On Thu, Mar 03, 2005 at 11:01:44PM -0500, David Curry wrote:
Question from a neophyte struggling to better understand differences
between fedora releases and between fedora release and update modes.
Kernel updates released today for both FC2 and FC3 have a common version
number: 2.6.10-1.770 and are distinguishable only by the tailing release
designators _FC2 and _FC3. In past, there appeared a difference in
kernel numbers as well. Does the move to commonality of version
numbering have any practical or functional significance for users of the
older release?
I bumped from .14 -> .770 in FC2 as some users pointed out that it was
hard to see which FC3 release a FC2 update related to.

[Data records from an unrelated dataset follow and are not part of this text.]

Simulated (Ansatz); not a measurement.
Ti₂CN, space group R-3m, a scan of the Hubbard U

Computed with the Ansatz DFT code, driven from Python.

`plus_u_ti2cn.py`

This question is in part prompted by the yesterday's message
thread,
"fc3 with kernel 2.6.10 stresses hard disk". 2.6.10_FC2 kernels have
been available for some time and I have been running them so the thread
prompted the question as to whether the "stresses hard disk" phenomenon
applied to FC2 as well as FC3. (Release notes point out that Fedora
Core 3 changes included "Kernel and e2fsprogs support for online growing
of ext3 file systems.)
For the most part, the kernels are identical. The only real differences
between the two are ..
- The config options that are used to build the two kernels
(some stuff got deprecated in FC3)
- The generation of kernel-sourcecode for FC2 kernels.
- a bunch of syntactical changes in the kernel spec for each release too.
(Ie, FC2's mkinitrd takes slightly different command line
arguments to the one in FC3). It's easy to spot those bits if you're curious,
they're bracketed in %if %{FC2} or the like..
- different compiler used to generate the RPMs.